RE: [MarkLogic Dev General] fn:tokenize change from v3 to v4?

Danny Sokolsky Wed, 24 Mar 2010 09:53:55 -0700

As several have pointed out, the regular expressions in 4.1 are much more 
conformant to the spec then they were in 4.0.  As a result, there are some 
minor code changes that are sometimes necessary when moving an application from 
4.0 (or 3.2) to 4.1.  These are Good Things, as the new regexes are more 
efficient and fix several bugs in the previous implementation.  Here is a blurb 
from the 4.1 release notes pointing out some of these incompatibilities:


Regular Expression Changes

The regular expression evaluation in 4.1 has been improved and is more 
efficient than in 4.0. It is also more conformant to the XQuery specification 
than 4.0. Some of these conformance changes will cause some regular expressions 
to behave differently in 4.1 than they did in 4.0. Regular expressions are used 
in the fn:matches, fn:tokenize, and fn:replace functions. Some of the changes 
are as follows:

    * You can no longer match the empty string in a regular expression with 
fn:replace or fn:tokenize (you can with fn:matches, however). Previously, the 
empty string in fn:replace and fn:tokenize matched everything, but in 4.1 it 
throws an XDMP-MATCHZERO exception.

    * If you place an invalid escape sequence in a regular expression, an 
exception is raised. In 4.0, some invalid escape sequences (for example, \/) 
were allowed. In 4.1, any invalid escape sequence throws an exception.

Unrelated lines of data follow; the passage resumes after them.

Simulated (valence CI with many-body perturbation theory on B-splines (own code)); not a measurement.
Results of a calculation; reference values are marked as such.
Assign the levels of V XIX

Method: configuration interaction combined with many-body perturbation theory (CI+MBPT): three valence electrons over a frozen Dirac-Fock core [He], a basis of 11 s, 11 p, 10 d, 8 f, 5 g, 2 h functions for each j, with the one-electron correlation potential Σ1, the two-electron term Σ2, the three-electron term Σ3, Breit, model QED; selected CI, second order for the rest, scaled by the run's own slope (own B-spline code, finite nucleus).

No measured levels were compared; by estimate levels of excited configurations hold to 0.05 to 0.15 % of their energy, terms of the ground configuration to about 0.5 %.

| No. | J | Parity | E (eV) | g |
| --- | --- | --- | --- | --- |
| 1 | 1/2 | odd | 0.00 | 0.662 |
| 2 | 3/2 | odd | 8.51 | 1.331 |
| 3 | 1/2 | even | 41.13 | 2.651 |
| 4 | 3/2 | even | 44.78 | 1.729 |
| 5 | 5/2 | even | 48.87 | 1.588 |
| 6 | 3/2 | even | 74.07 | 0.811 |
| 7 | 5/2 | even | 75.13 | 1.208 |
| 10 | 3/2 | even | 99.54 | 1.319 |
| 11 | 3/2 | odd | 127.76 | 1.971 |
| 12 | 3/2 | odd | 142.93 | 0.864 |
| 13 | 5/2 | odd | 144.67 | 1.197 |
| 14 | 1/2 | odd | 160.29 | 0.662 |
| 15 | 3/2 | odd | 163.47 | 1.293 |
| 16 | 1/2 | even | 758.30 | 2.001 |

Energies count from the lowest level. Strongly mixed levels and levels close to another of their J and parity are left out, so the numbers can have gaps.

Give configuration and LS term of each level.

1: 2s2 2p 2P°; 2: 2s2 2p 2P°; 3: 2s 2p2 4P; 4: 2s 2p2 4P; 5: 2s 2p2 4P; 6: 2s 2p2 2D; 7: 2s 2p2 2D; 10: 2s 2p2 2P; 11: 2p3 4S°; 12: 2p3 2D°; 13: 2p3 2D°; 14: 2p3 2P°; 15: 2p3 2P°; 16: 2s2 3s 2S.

    * Certain invalid character classes are no longer allowed. For example, the 
regular expression [z-a] is acceptable in 4.0 (although it does nothing), but 
throws an exception in 4.1. All invalid character classes now throw an 
exception.

For example, each of the following expressions contains an invalid regular 
expression, and throws an exception in 4.1 but completes in 4.0:

    xquery version "1.0-ml";

    fn:replace("","\s*","x"),
    fn:replace("http://marklogic.com";, "\/", "X"),
    fn:replace("abc", "[z-a]", "z")
    (: 
       Throws exception in 4.1, returns the following in 4.0:
       x
       http:XXmarklogic.com
       abc
    :)

If you have any code that uses these regular expressions, you should review the 
regular expressions and rewrite it as needed.

-Danny

-----Original Message-----
From: [email protected] 
[mailto:[email protected]] On Behalf Of G. Ken Holman
Sent: Wednesday, March 24, 2010 7:15 AM
To: [email protected]
Subject: Re: [MarkLogic Dev General] fn:tokenize change from v3 to v4?

At 2010-03-24 08:53 -0500, Strawn, M. Shane wrote:
>Content-class: urn:content-classes:message
>Content-Type: multipart/alternative;
>         boundary="----_=_NextPart_001_01CACB59.729D3935"
>
>In v3, fn:tokenize would do this:
>
>fn:tokenize("word", "") ==> ("w", "o", "r", "d")
>
>...but in v4 that returns an error:
>
>[1.0-ml] XDMP-MATCHZERO: (err:FORX0003) 
>fn:tokenize("word", "") -- Pattern matches zero-length string
>
>With the 2nd param interpreted as a reg-ex 
>pattern, I'm not sure why it ever worked, but it was handy.
>
>Any comments on why this is the case?

It is specified to do so ... from 7.6.4 fn:tokenize:

   If the supplied $pattern matches a zero-length string,
   that is, if fn:matches("", $pattern, $flags) returns
   true, then an error is raised: [err:FORX0003].

I'm guessing because there would be an infinite 
number of occurrences of an empty string 
in-between two characters before "moving" to the 
next character in the search for non-matching substrings.

>How's this on speed/efficiency for replicating 
>it?  Not that I know how fast the tokenize version was.

Nor do I ... but anything accomplished by the 
processor would be faster than anything coded by 
hand (modulo any optimization and rewriting done 
by the processor).  So the objective would be to 
find a written algorithm that would compare well to other written algorithms.

>for $pos in 1 to fn:string-length("word") return 
>fn:substring("word", $pos, 1) ==> ("w", "o", "r", "d")

I think the following might be faster because you 
won't be indexing into the entire input string 
once for each character in the string, yet it is 
using the same number of function invocations:

T:\ftemp>type shane.xq
for $each in string-to-codepoints( "word" )
return codepoints-to-string( $each )
T:\ftemp>xquery shane.xq
<?xml version="1.0" encoding="UTF-8"?>w o r d
T:\ftemp>

I hope this helps.

. . . . . . . . . . . . Ken

--
XSLT/XQuery training:         San Carlos, California 2010-04-26/30
Principles of XSLT for XQuery Writers: San Francisco,CA 2010-05-03
XSLT/XQuery training:                 Ottawa, Canada 2010-05-10/14
XSLT/XQuery/UBL/Code List training: Trondheim,Norway 2010-06-02/11
Vote for your XML training:   http://www.CraneSoftwrights.com/q/i/
Crane Softwrights Ltd.          http://www.CraneSoftwrights.com/q/
G. Ken Holman                 mailto:[email protected]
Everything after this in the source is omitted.